Mark 15:4

So Pilate questioned Jesus again. “Have you no reply to make?” he asked. “Listen, how many charges they are bringing against you.”


we are so accustomed
if there is a stimulus
there must be a reaction

when accusations rise
our defenses kick in
with any and every escape route

accusers accuse
to frame to their advantage
to cage any variant vision

acceptance of an accusation
does not require agreement
only considered breathing


The question remains the same: “Are you the King of the Jews?”

Jesus has responded: “You said it.”

For Pilate that is not sufficient. In this court, there are only two responses, “Yes” and “No”. This fudgy, putting the question back to the questioner won’t do.

Pilate emphasizes this with, “Your life depends upon you’re answering!” To further emphasize the dire nature of the situation, Pilate reminds Jesus that there is more than this one question that puts him in danger. We might imagine him holding up a long list of accusations.

In the Greek, πάλιν ἐπερωτάω (palin eperōtaō, again demanding) helps us understand that Pilate is not a nice prosecutor. It is clear that Jesus is in a no-win position. His choice becomes to play the trial game or to be present in a way that will reveal it for the power-play it is.

This is a still needed teaching—how to evaluate the situation and respond with a choice, not a reaction.

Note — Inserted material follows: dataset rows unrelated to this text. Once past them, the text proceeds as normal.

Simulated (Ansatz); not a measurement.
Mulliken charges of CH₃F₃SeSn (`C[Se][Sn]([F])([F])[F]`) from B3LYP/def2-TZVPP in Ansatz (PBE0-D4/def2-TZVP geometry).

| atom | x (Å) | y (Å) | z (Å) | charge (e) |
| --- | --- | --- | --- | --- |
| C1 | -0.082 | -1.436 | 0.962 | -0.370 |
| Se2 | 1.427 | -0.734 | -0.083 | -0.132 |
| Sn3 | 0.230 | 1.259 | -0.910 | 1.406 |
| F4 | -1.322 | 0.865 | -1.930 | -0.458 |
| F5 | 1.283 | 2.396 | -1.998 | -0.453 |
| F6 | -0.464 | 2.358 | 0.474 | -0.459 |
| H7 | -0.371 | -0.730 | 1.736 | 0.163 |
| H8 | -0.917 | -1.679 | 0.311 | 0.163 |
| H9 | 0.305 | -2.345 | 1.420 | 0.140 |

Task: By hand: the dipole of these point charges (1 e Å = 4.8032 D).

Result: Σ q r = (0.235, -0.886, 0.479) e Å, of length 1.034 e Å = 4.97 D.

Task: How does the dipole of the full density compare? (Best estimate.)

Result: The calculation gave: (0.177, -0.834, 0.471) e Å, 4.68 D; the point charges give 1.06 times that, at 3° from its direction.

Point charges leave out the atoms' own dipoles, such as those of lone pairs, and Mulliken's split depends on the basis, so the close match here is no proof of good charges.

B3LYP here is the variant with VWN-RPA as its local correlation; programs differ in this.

So we will do well to attend to this verse to meet the times in our life and the life of our time that demands an allegiance that cannot be given and still claim the agency of belovedness. Moral choices abound in every direction we look. There is no avoiding them. How we respond remains important.

It is fruitful to consider the accusations that have been made against us, the reaction those accusations engendered, and the actual response we made. It is also productive to consider the accusations that could have been made against us that we know would have been deniable. Our being caught between these false and all-too-true accusations makes us vulnerable to responding with too much or too little information.